Contributing to the regional instability is the continued presence of the Lord's Resistance Army, which has migrated from it's birthplace in Uganda across the DRC, Central African Republic, and Sudan.  Kudos to the New York Times for having an excellent reporter, Jeffrey Gettleman, there to cover the area (read his great piece on Somalia from 2009).  Unfortunately he misses part of the story about the LRA. 

Friday, March 26, 2010

by Rizwan Ladha, Nuclear Policy Wonk, and author of Reconsidering it All

After many arduous months of tough negotiations between the US and Russian teams, Presidents Obama and Medvedev have finally agreed to a new follow-on treaty to the 1991 Strategic Arms Reduction Treaty I (START I), which formally expired in December 2009. The fact sheet is available here. And, noting this is very a propos,exactly one year and three days after Obama's 2009 speech in Prague, Obama and Medvedev will meet in that same city to formally sign the "New START Treaty".

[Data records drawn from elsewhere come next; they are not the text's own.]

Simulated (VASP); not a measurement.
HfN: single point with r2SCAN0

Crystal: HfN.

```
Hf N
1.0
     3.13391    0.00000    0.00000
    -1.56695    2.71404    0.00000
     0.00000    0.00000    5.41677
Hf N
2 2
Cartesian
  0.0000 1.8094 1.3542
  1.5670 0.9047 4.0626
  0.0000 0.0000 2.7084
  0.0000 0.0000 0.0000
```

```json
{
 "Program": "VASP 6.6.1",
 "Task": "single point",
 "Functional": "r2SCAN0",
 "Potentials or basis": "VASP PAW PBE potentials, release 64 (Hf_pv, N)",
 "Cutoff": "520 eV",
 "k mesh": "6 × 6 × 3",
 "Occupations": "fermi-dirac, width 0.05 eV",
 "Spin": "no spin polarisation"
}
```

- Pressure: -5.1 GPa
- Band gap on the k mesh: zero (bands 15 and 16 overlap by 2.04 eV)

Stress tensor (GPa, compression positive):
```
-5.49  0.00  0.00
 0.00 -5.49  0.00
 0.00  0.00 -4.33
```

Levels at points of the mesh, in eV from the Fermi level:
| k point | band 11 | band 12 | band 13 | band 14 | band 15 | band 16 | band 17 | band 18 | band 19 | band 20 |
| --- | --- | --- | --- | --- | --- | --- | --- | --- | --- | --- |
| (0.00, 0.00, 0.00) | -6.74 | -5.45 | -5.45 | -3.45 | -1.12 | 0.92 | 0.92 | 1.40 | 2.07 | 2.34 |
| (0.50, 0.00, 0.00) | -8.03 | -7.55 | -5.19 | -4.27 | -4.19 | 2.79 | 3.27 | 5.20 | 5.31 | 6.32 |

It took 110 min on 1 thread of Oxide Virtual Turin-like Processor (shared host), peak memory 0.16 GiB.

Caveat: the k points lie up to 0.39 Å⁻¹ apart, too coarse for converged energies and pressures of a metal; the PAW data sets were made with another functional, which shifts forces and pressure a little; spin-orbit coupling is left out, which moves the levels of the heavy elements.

This is all well and good, and given the delicate interests of both parties and the tenacity of the negotiating teams, the results are satisfactory. But are the agreed-upon cuts really substantial enough? Let's take a look at the numbers:

  • 1,550 warheads, including those on deployed ICBMs (intercontinental ballistic missiles) and SLBMs (submarine-launched ballistic missiles). This is a 74% reduction from 1991 levels.
  • A combined limit of 800 deployed and non-deployed ICBM launchers, SLBM launchers, and heavy bombers equipped for nuclear armaments.
  • A separate limit of 700 deployed ICBMs, deployed SLBMs, and deployed heavy bombers equipped for nuclear armaments.
First things first: I've highlighted the words "combined" and "separate" because to me, this doesn't make much sense. It isn't intuitive. I'm wondering how this distinction, which seems to be very subtle and ambiguous, will really be made.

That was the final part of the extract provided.